The New Yorker has published a statement signed by “select members of the Weinstein Company staff” in the wake of that magazine’s exposé on the company’s co-founder Harvey Weinstein. The group, which did not sign individual names but is said by the magazine to number about 30, says among other things that they “did not know we were working for a serial sexual predator” said that the TWC board “failed” in its duty to keep Weinstein in check.
“We know that in writing this we are in open breach of the non-disclosure agreements in our contracts,” states the letter, which calls Weinstein “a monster.” “But our former boss is in open violation of his contract with us – the employees – to create a safe place for us to work.”

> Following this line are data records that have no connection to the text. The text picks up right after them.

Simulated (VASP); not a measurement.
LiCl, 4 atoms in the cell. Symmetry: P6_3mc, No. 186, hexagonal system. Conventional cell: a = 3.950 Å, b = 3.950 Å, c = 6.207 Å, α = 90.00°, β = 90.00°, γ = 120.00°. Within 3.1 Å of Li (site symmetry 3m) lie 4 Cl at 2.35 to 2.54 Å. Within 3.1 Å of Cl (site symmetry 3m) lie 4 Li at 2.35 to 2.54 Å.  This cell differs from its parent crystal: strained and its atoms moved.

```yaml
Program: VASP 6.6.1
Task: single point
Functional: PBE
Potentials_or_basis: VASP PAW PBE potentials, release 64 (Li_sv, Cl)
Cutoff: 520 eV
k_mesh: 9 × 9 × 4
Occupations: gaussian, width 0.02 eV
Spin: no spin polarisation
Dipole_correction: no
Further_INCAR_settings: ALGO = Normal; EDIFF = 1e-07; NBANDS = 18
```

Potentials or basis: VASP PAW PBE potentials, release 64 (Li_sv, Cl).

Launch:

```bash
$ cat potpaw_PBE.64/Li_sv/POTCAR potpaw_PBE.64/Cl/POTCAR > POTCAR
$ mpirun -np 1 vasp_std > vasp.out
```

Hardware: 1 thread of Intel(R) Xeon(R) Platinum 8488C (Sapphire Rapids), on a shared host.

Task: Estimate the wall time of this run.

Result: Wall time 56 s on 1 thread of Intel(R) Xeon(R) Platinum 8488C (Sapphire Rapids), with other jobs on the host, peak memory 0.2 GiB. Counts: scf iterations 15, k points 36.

The statement comes along with a new piece on the New Yorker site today detailing Weinstein’s history running TWC from its New York office. The statement was drafted this week, with one of the staffers telling the New Yorker reporter Dana Goodyear, “This awful helpless feeling of being vilified for something you never knew was creating this feeling of true despair.”
Added the statement: “We have nothing to hide, and are as angry and baffled as you are at how Harvey’s behavior could continue for so long. We ask that the company let us out of our NDAs immediately – and do the same for all former Weinstein Company employees – so we may speak openly, and get to the origins of what happened here, and how.”
Reps for Harvey Weinstein’s PR team at Sitrick & Co, which has remained mostly quiet as the scandal has grown, did not respond to request for comment on the story or the statement. TWC reps also did not respond to request for comment.